In 8 years in Thailand, I was only involved in one collision, not my fault young hoons screaming down the wrong side of the road to beat the lights, as I was turning right, duly signalling. That was 15 months ago and still recovering from leg injury.

Asian Spirit raises some pertinent points for you to consider. I miss riding a motorcycle as I loved it, but not at the cost of my life. Give it long consideration before heading up the cycle road. imo.


----------



## JRB__NW (Apr 8, 2015)

I agree with all of the above. You might be okay in a sleepy little province somewhere, but that's about it and even then think twice about being taken out by a drunk driver. I've ridden bikes all my life, developed a strong set of intuitive defensive riding skills, yet riding here in the Philippines scares the crap out of me. Yes, it's not bad in touristy places like Panglao, where the traffic isn't bad but in Cebu or any other congested areas it's a nightmare. 

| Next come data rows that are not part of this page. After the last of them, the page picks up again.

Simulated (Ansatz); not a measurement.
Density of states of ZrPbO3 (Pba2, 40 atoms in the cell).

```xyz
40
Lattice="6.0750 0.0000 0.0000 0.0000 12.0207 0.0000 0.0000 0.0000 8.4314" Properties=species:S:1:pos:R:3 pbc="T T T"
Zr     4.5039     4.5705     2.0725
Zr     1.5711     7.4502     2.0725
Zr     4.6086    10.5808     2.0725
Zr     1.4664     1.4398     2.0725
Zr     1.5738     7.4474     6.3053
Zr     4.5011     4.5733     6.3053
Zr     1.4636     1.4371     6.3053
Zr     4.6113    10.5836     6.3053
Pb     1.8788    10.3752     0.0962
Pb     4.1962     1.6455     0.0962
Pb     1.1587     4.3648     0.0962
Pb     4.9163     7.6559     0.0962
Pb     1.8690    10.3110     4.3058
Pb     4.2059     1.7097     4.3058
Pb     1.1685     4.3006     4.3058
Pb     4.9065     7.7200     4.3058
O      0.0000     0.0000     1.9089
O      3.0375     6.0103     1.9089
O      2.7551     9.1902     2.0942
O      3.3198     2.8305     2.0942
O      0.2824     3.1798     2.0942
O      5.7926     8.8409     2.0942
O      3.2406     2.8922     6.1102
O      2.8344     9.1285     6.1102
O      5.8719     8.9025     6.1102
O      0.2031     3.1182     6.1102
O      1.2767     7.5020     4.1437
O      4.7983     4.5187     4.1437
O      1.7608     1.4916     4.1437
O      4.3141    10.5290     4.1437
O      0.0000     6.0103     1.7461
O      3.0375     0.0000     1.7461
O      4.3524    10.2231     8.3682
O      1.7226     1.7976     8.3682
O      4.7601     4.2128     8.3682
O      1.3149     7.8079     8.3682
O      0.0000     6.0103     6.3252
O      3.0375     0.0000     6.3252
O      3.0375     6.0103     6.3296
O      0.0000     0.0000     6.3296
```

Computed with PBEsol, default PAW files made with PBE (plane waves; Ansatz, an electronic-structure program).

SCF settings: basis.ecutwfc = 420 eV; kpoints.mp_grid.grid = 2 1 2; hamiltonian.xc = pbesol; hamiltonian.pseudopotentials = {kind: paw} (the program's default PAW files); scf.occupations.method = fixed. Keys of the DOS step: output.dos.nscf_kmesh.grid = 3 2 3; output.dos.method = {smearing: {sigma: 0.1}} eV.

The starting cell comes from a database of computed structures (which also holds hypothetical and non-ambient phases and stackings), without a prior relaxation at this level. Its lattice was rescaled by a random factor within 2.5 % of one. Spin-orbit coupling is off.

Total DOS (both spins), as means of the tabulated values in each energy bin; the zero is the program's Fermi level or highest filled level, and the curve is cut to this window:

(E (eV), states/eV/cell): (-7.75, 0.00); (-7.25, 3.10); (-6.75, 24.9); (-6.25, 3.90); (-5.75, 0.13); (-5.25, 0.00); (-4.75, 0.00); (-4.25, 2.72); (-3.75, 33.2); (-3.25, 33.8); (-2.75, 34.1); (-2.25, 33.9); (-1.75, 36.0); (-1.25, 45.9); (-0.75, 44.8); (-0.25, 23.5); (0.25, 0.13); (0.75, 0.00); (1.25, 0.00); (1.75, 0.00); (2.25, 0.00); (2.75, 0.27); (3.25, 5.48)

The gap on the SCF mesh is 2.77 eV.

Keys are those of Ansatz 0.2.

I gave up the "big" bike I had (Kawasaki 650) because I knew sooner or later our luck was going to run out and an injury accident in the Philippines is not something I want to even contemplate.. The driving craziness is rampant - other bikers crowd you so you have no escape route, they pass on the right, oncoming drivers use your lane, cars pull out from the side, people run red lights.. I could go on and on. Better to have some steel around you, especially if you haven't already developed a strong set of defensive and automatic reaction riding skills.


----------



## 74Jedi (Dec 27, 2017)

Manitoba,

I agree with all the above responses to your inquiry especially driving a Sherman Tank!!

I have rode Motorcycles (not scooters) most of my life all over the USA. I have lived here for about 18 months now and I drive an old rebuilt Toyota Corolla that thru no fault of my own have shared some paint with other cars and trikes usually due to their reckless driving here. With that said, in order to go places I wanted in the PI I was required to grow a huge set of Balls when venturing from Angels City thru Manila, Rizal and other places all over Luzon.

Fortunately or Unfortunately they do not sell many bikes here over 650cc. I have rented a few to get my Motorcycle riding fix. Therefore, Scooters are King in the PI and most of the people driving do NOT seem to have Valid Licenses, Training or Knowledge when it comes to any rules of the road. Good news is, if you dont know anything you will fit right in. Bad News is you will probably end up with some incident sooner or later. 

Not sure how riding is out in the Provinces but wherever you go take it slow and keep your eyes and ears on a swivel with your helmet on tight.

Good Luck


----------



## bigpearl (Jan 24, 2016)

While only riding dirt bikes in the back blocks of OZ including my farm and scooters in Thai, bikes only up to 250cc in PH the ride is the thrill and little else. As suggested it certainly depends on ones locale and little else. My trip to the local wet market will be 3.6 Kms on the luna road and though safe as I see it could be my demise. It happens I will not take the car to get Calamansi that my beloved forgot on his way home. The Bike is easier.
The bike we had in Manila (Bengies' bike) was never driven to work,,,,,,,,,,,, Too risky and then some apparently, easier to ride the jeepny. So when I get home tonight my love tells me no fish in the market, what did you buy then? A Kawasaki 1000 he says so then we eat Menudo. Our bike routes should be safe localy but long distance 4 wheels especially if Manila is a destination.

Cheers, Steve.


----------



## mogo51 (Jun 11, 2011)

74Jedi said:


> Manitoba,
> 
> I agree with all the above responses to your inquiry especially driving a Sherman Tank!!
> 
> ...


I love riding a scooter as I have said before. But it is exactly the same here in La Union, no regard for traffic laws, lots without helmets and just plain reckless behaviour.
Not even safe in a car, am appaling collision between bus/jeepney 2 days ago, more than 20 killed!!! Could you imagine the carnage at that scene. I have seen some pretty horribly fatal collisions in my time, although I did not see this scene, I can only imagine how horrific it would have been. Stay safe in the Toyota, I drive one also.


----------



## Zep (Jun 8, 2017)

In the provinces the biggest risks are the dogs that jump out in front of you. Granted you are going slower but you are also less likely to wear a helmet if just going to the local market. I gave up the motorcycles as well. I just ride a bicycle if short distances (or send the cousins) or I take a car if longer distance.

I have hit 2 dogs with the car in the last year doing about 60kph. The sad part is these could someday be a child darting out from behind a tree or such. The way the houses and vegetation is built up to the edge of the roads in some areas it is only a matter of time. I don't want to drive here but I can't always find a driver.


----------